RAILROAD FRICTION PRODUCTS CORPORATION, a corporation organized and existing under and by virtue of the General Corporation Law of the State of Delaware, DOES HEREBY CERTIFY:

The present registered agent of the corporation is THE PRENTICE-HALL CORPORATION SYSTEM, INC. and the present registered office of the corporation is in the County of Kent.

The Board of Directors of RAILROAD FRICTION PRODUCTS CORPORATION by the unanimous written consent of its members, filed with the minutes of the board, adopted the following resolution:

Resolved, that the registered office of RAILROAD FRICTION PRODUCTS CORPORATION in the State of Delaware be and it hereby is changed to No. 100 West Tenth Street, in the City of Wilmington, County of New Castle, and the authorization of the present registered agent of this corporation be and the same is hereby withdrawn, and THE CORPORATION TRUST COMPANY, shall be and is hereby constituted and appointed the registered agent of this corporation at the address of its registered office.

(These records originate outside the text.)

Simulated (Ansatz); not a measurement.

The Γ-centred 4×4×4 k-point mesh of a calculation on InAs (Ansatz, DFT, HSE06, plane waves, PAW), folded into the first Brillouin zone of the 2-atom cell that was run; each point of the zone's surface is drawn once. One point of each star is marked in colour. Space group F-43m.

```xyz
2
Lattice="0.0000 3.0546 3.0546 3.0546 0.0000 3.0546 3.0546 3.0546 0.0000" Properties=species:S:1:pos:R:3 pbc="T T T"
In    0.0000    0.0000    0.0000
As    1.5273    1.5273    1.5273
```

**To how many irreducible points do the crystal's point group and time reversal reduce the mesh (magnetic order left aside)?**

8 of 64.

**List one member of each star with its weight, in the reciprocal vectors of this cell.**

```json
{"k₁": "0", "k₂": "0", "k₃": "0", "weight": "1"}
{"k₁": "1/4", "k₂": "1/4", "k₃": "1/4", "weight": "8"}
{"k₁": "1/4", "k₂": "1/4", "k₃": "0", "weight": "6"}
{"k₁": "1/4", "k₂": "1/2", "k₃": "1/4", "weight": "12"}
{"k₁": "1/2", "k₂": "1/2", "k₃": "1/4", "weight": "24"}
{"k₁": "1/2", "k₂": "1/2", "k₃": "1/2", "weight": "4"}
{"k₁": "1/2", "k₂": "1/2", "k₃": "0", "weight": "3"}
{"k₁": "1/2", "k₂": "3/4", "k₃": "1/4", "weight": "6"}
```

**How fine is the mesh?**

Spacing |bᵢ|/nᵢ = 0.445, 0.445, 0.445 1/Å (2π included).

IN WITNESS WHEREOF, RAILROAD FRICTION PRODUCTS CORPORATION has caused this statement to be signed by W. I. Graham, its Vice-President and attested by Wayne Palmer, its Assistant Secretary, this 21st day of April 1978.

 

/s/ W. I. Graham

W. I. Graham. Vice-President

 

/s/ Wayne Palmer

Wayne Palmer, Assistant Secretary


CERTIFICATE OF CHANGE OF LOCATION OF REGISTERED OFFICE

AND OF REGISTERED AGENT

It is hereby certified that:

 

1. The name of the corporation (hereinafter called the “corporation”) is RAILROAD FRICTION PRODUCTS CORPORATION.

2. The registered office of the corporation within the State of Delaware is hereby changed to 2711 Centerville Road, Suite 400, City of Wilmington 19808, County of New Castle.

3. The registered agent of the corporation within the State of Delaware is hereby changed to Corporation Service Company, the business office of which is identical with the registered office of the corporation as hereby changed.

 

4. The corporation has authorized the changes hereinbefore set forth by resolution of its Board of Directors.